#books #travel: Don't Call Me a Crook! A Scotsman’s Tale of World Travel, Whisky, and Crime, by Bob Moore
If you look up the word ‘ bounder’ in the dictionary, you won’t see a picture of Bob Moore (what you will see is the definition ‘a morally reprehensible person; cad’) but you really should.Don’t Call Me a Crook! A Scotsman’s Tale of World Travel, Whisky, and Crime was written by Bob Moore (not the footballer) in 1935 and originally published by the same people that published Mein Kampf. Moore wrote the book hoping to make a packet, although it’s doubtful that he made a penny from the book. It was discovered disheveled and ignored in the ‘Tramps’ section of the New York Public Library by Dissident Books’ Nicholas Towasser and is an absolute cracking read.It starts off brilliantly:
“It is a pity there are getting to be so many places that I can never go back to, but all the same, I do not think it is much fun a man being respectable all his life.”
It then recounts the fantastic globetrotting adventures of a working class Scotsman who makes his way around the world wheeling and dealing, wining and dining, and working as a marine engineer, building superintendent, a moonshine runner and a gun runner.

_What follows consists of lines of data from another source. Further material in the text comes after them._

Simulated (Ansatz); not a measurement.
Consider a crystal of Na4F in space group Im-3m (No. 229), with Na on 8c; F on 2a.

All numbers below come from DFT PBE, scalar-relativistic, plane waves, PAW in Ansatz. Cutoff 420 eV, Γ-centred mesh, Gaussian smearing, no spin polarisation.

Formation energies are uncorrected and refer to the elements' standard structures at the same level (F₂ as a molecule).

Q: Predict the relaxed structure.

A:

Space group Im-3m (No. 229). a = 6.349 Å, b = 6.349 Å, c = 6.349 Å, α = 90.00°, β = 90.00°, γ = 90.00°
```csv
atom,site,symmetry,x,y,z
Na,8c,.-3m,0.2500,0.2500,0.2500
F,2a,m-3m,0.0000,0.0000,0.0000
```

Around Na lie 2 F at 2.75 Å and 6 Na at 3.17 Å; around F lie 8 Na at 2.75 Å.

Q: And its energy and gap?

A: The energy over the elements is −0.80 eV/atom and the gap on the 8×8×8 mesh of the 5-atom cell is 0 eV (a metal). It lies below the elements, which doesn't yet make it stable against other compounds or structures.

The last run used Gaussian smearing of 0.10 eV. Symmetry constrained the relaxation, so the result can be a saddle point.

Moore’s adventures take him to the U.S., England,Australia, Egypt, South America, Japan, and China. The book has an afterword by Booker Prize-winning novelist James ‘Chuckle Chops’ Kelman but don’t let that put you off. Moore and his book are far from respectable. A thief, a liar, a cheat and, yes, a bounder, this is a hell of a yarn.
(I think I should also mention that the copy of the book that Nicholas Towasser sent to me was wrapped in pages from Playboy magazine that featured an interview with Charles Bukowski.)